Audio Basics

Reference:

MEL Frequency

What Does the Unit kHz Mean in Digital Music?

kHz is short for kilohertz, and is a measurement of frequency (cycles per second). In digital audio, this measurement describes the number of data chunks used per second to represent an analog sound in digital form. These data chunks are known as the sampling rate or sampling frequency.

This definition is often confused with another popular term in digital audio, called bitrate (measured in kbps). However, the difference between these two terms is that bitrate measures how much is sampled every second (size of the chunks) rather than the number of chunks (frequency).

Note: kHz is sometimes referred to as sampling rate, sampling interval, or cycles per second.

What is the Mel scale?

The Mel scale relates perceived frequency, or pitch, of a pure tone to its actual measured frequency. Humans are much better at discerning small changes in pitch at low frequencies than they are at high frequencies. Incorporating this scale makes our features match more closely what humans hear.

The formula for converting from frequency to Mel scale is:

$M(f) = 1125 * \ln(1 + \frac{f}{700}) \\ M^{-1}(m) = 700 * (\exp(\frac{m}{1125}) -1)$

Audio Features

We start with a speech signal, we’ll assume sampled at 16kHz.
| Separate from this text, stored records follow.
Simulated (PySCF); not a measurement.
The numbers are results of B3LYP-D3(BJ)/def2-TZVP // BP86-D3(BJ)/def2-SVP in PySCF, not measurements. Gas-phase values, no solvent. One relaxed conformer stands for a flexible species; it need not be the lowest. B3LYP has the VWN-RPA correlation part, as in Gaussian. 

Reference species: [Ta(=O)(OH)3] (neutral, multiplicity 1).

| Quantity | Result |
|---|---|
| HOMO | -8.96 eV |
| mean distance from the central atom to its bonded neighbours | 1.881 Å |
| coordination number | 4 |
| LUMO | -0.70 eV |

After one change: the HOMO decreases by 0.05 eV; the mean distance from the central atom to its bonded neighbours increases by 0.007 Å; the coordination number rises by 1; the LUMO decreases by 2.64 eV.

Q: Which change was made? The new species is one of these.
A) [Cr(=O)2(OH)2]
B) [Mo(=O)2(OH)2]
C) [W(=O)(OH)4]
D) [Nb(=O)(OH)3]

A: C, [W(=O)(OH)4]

Frame the signal into 20-40 ms frames. 25ms is standard. This means the frame length for a 16kHz signal is 0.025*16000 = 400 samples. Frame step is usually something like 10ms (160 samples), which allows some overlap to the frames. The first 400 sample frame starts at sample 0, the next 400 sample frame starts at sample 160 etc. until the end of the speech file is reached. If the speech file does not divide into an even number of frames, pad it with zeros so that it does.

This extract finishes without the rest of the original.